#RedForEd Rally Brings Noise to Quiet Capitol
At the second of two June education funding rallies in Lansing on Tuesday, Gov. Gretchen Whitmer called out Republican leaders in the state Legislature for taking a summer recess without passing a state budget.
Addressing a crowd of about 1,000 #RedForEd rallygoers on the Capitol Lawn, Whitmer thanked educators for showing up for students every day – and for showing up on their summer break to press lawmakers to adequately fund public education.
“Where are they?” she asked rally attendees. “They’re on vacation right now, and they haven’t gotten their work done. The people of this state are good, hard-working people who expect their government to do right by them. That’s why passing a budget that prioritizes our kids and fixes the roads is important.”
Tentative legislative session dates have been scheduled in July and August, but those will only happen if a budget agreement is reached between House and Senate leadership between now and then, according to MEA lobbyists.
Meanwhile, school districts start their new fiscal year next week without any certainty about funding levels. The state fiscal year begins Oct. 1.

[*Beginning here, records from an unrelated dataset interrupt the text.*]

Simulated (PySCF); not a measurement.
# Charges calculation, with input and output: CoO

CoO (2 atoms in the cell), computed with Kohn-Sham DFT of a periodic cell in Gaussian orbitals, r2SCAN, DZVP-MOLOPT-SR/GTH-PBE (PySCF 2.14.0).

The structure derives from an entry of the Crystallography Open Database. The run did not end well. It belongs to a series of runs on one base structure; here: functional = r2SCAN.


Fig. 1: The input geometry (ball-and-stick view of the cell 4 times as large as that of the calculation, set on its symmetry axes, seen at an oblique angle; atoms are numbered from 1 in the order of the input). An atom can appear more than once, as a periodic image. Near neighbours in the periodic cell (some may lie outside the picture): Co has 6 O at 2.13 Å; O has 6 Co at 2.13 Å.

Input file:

You can continue to push for Whitmer’s budget—Now that legislators are home for the summer, plan to attend their coffee hours, town halls, and other appearances. Call or send emails. Write letters to the editor of your local newspaper with facts from recent studies here and here.
Make a case for proper funding of education, and talk with friends and neighbors to do the same.
Haslett social studies teacher Ben Pineda, recently appointed to Whitmer’s 15-member Education Advisory Council, told the rally crowd the mountain may be high and steep, but “we’re going to climb.”
“We’ve got to start right now in a brand new direction that I am so, so, so proud to be a part of, and I am happy that you’re a proud part of it as well,” he said in a rousing speech.
Whitmer’s budget would boost K-12 education spending by $507 million to increase per-pupil allowances across the board but also to implement a “weighted formula” that allocates additional money to cover added costs of special education, career technical education, and at-risk students.
In addition, the governor wants to increase the number of residents who hold post-secondary degrees or skills certification by funding programs to retrain adult workers and to guarantee two years of debt-free community college or university for qualifying students starting in 2021.
The GOP-controlled House and Senate passed separate budget plans with significant differences between them, both of which allocate less money to schools and continue to shift money away from education toward other spending.
Numerous Democratic lawmakers attended the #RedForEd rally, including several educators-turned-legislators elected in a historic wave across the country last November, along with students and newly appointed state Supt. Michael Rice.
Third-term Rep. Leslie Love (D-Oak Park), who taught at Marygrove College and Wayne County Community College, told the crowd that educators are the most significant “first responders” in the state.
“When people think of first responders, they think of police and fire and EMS, but I think of educators like us! You are what makes education great in this state, and it’s time that this legislative body honors you with the same type of commitment and tenacity and resilience that you show every day.”
Dozens of MEA and AFT Michigan members concluded the rally by hand-delivering thousands of postcards written by educators across the state in recent weeks to the legislative offices to which they were addressed.
Fanning out in small groups throughout the Capitol building and House and Senate office buildings, educators clad in red shirts also delivered powerful personal messages to legislative staffers still answering phones and greeting constituents.
MEA member Curlada Eure-Harris is a counselor at Lansing Community College who advises first-generation college students. She shared her message that disadvantaged students she sees every day are hungry for food and opportunity.
“The funding and the programs that helped me get a college education are not available to them anymore,” Eure-Harris said.
Ann Arbor health and physical education teacher Jennifer Garcia told several Senate staff members that being married to an educator means her household has experienced every salary cut and increase to health premiums over the past several years times two.
“This state still has not recovered from the $1.4 billion in cuts to education from 2010,” Garcia said. “It’s beyond urgent. We passed urgent a while ago.”